Hot Docs ’13: Pussy Riot: A Punk Prayer

Pussy_Riot_A_Punk_Prayer

**½/****
directed by Mike Lerner and Maxim Pozdorovkin

by Angelo Muredda Civil disobedience is about as uncinematic as political protests get, so credit Mike Lerner and Maxim Pozdorovkin for making Pussy Riot: A Punk Prayer a more or less compelling paean to the troupe's fortitude against Russian orthodoxy. The film chronicles the ongoing legal battle that ensued from the feminist collective's 15-second guerrilla performance of a song called "God Shit" at the altar of St. Christ Church in Moscow. The impromptu number, captured in fuzzy cellphone video that's the most stirring footage in the movie by a mile, got masked performers Nadezhda Tolokonnikova, Ekaterina Samutsevich, and Mariya Alyokhina a 3-year sentence at a penal colony for simultaneously dumping on the Orthodox Church and Putin. That such a minor demonstration could inspire such a heavy-handed state response is just one of the hooks the filmmakers exploit to strong effect in their look at how deeply religious values are embedded in Putin's Russia, which turns relatively minor acts of punk rebellion into the most vital expressions of political dissent.

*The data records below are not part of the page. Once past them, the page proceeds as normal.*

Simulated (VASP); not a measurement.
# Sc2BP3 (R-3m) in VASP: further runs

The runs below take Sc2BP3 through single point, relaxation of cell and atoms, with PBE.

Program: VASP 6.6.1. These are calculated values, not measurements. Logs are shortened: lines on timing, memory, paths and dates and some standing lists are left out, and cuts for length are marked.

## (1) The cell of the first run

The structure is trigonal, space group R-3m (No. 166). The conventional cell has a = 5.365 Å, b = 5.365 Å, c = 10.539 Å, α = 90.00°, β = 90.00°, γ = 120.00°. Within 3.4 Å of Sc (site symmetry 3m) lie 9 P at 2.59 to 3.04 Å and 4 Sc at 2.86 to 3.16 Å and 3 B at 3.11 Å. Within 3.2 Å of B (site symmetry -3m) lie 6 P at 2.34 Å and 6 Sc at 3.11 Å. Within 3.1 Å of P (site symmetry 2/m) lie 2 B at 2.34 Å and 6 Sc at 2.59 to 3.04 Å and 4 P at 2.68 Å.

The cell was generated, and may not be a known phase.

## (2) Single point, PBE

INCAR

The trouble with Lerner and Pozdorovkin's approach is that it too often reproduces (albeit in an ironic way) the state's demonic image of the collective. A brief interview with a church leader done up like a punk acolyte himself is a bracing reminder of how Pussy Riot's method of spontaneous occupations of sacred spaces is an offense not only to the establishment but to its retrograde view of women as well: Women like Nadezhda, he offers without blinking, would have once been burned at the stake for their impudent expressions and pouty lips, let alone for burlesquing the Church. That's a horrifying thought, though the filmmakers seem to take it as permission to amplify the otherness of their most aggressive subject, framing Nadezhda in eerie closeups and scoring some of her cryptic utterances to music that wouldn't be out of place in a thriller. That cheapens the real rebellion of these women, incidentally captured in the courtroom footage that makes up most of the second half. Their greatest challenge to the systems they hold in contempt, this material suggests, is not their demonic affront to expectations of women's civility but their refusal to explain their protest or defend its aims in clear terms–their insistence on shock, not horror, as their method. Where Pussy Riot's mission is avant-garde, then, Pussy Riot: A Punk Prayer's tends to come off as tame.